HWPOISON
Posted Aug 31, 2009 6:36 UTC (Mon) by
jzbiciak (
✭ supporter ✭, #5246)
In reply to:
HWPOISON by giraffedata
Parent article:
HWPOISON
There are a couple things at play here:
- The MCA can occur on any "word", where "word" is defined by the width of the ECC code applied at the corresponding level of memory. It could be a 64-bit word on a 64-bit + 8-bit DRAM bus, or it could be on the order of a 64-byte cache line. (I think Athlon's on-chip ECC works on whole cache lines, but I admit to not knowing for sure. I know a particular DSP core's L2 cache ECC works in terms of 256-bit data phases on the chips that support that feature.)
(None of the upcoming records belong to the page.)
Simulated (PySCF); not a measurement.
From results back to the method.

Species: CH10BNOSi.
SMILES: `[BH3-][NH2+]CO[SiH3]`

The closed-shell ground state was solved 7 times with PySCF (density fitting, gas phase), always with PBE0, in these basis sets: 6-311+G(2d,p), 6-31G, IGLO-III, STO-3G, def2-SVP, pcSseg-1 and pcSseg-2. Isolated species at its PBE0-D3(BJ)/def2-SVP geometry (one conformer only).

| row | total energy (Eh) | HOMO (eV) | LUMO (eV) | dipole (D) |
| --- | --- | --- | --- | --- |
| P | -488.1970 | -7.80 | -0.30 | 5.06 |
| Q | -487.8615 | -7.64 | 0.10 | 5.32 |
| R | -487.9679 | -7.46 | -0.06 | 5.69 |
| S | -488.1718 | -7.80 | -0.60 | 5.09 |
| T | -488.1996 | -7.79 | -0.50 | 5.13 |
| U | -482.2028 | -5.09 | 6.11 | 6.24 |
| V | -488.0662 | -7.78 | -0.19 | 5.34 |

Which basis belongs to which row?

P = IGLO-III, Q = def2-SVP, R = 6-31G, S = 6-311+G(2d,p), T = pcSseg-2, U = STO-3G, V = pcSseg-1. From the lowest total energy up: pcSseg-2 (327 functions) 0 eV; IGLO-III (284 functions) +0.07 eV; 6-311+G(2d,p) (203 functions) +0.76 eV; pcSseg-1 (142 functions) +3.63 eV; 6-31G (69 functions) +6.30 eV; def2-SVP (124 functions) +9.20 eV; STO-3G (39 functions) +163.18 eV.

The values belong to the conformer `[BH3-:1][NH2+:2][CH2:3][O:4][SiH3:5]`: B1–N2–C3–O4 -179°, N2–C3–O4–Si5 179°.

- The CPU need not have referenced the particular word that triggered the fault. A CPU read, or better yet, a data prefetch (either triggered explicitly by an instruction or implicitly by a prefetch engine) may have triggered the memory reference that triggered the MCA. If the faulting word is due to a prefetch, or is late in the cache line that was read due to a demand fetch, that data may arrive at the CPU quite long after the instruction that triggered that line fill.
- Whether or not the CPU referenced the particular word that triggered the fault, the existing MCA may consider such faults catastrophic at the task level, and so does not bother to precisely track which instruction(s) may have consumed the bogus data. (See Chapter 15 in this reference where it says: "The implementation of the machine-check architecture does not ordinarily permit the processor to be restarted reliably after generating a machine-check exception.") All that's necessary is to keep track of which task(s) to kill, which is mainly a function of keeping track of the physical address that had a fault.
- In some systems, the MC exception could be asserted by the chipset, not the CPU. The chipset may actually detect the fault and alert the CPU via an exception pin, but nothing really aligns that exception to the data's arrival. Note that this property would be system dependent—not all systems would necessarily be this imprecise.